A group of Pakistan's military officers have protested, before a parliamentary panel, the treatment being meted out to former president Pervez Musharraf, a 1media report said on Saturday.
The delegation of 75 officers from Command and Staff College, Quetta, led by Col. Saqib Ali Cheema, met the chairman of the senate standing committee on defence and defence production Mushahid Hussain Sayed at the parliament house to express concern over Musharraf's arrest, reported Dawn.
“The military officers were of the opinion that under the constitution, the armed forces cannot be criticised,” a source was quoted as saying.
Hussain said, “We are all proud of professionalism of our armed forces and in the constitution, judiciary and armed forces are national institutions which should not be subject to any kind of criticism.”
He later told the daily that the officers had asked him if there was anything in the constitution which allowed anyone to humiliate any institution, and he answered that there was no such provision.

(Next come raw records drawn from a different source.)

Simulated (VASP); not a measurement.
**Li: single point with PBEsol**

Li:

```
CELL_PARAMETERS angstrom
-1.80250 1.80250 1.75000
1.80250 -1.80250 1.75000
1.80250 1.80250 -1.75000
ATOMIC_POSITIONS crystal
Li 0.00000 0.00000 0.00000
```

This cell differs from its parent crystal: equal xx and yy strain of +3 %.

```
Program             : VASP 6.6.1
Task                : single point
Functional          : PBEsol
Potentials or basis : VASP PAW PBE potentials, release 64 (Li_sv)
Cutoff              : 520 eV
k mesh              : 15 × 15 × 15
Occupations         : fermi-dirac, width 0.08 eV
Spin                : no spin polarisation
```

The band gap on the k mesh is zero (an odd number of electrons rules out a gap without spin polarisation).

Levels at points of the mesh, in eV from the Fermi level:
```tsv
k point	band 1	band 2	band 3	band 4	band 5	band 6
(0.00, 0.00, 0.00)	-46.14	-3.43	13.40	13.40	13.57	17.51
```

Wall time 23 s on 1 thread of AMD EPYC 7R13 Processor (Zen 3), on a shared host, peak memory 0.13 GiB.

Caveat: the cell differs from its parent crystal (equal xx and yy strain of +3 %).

Musharraf, who returned to Pakistan on March 23 after over four years of self-imposed exile in Dubai, was keen to contest the May 11 general elections. However, his nomination papers were rejected from four constituencies.
An anti-terrorism court in Pakistan on Friday granted to investigators custody of Musharraf in the assassination case of former prime minister Benazir Bhutto, lawyers said.
Musharraf, who ruled Pakistan from 1999 to 2008, has been accused of failing to provide adequate security to Bhutto when she returned to Pakistan from exile in 2007.
Musharraf has already been arrested in the case of keeping judges in illegal confinement when he imposed Emergency rule in 2007.
The former president is also facing charges of high treason for the abrogation of the constitution, that paved the way for the declaration of Emergency.
Five people have filed petitions for proceedings related to high treason in the Supreme Court. However, the interim government has refused to pursue the case because of its limited role, and petitioned the apex court to leave the case to the next elected government.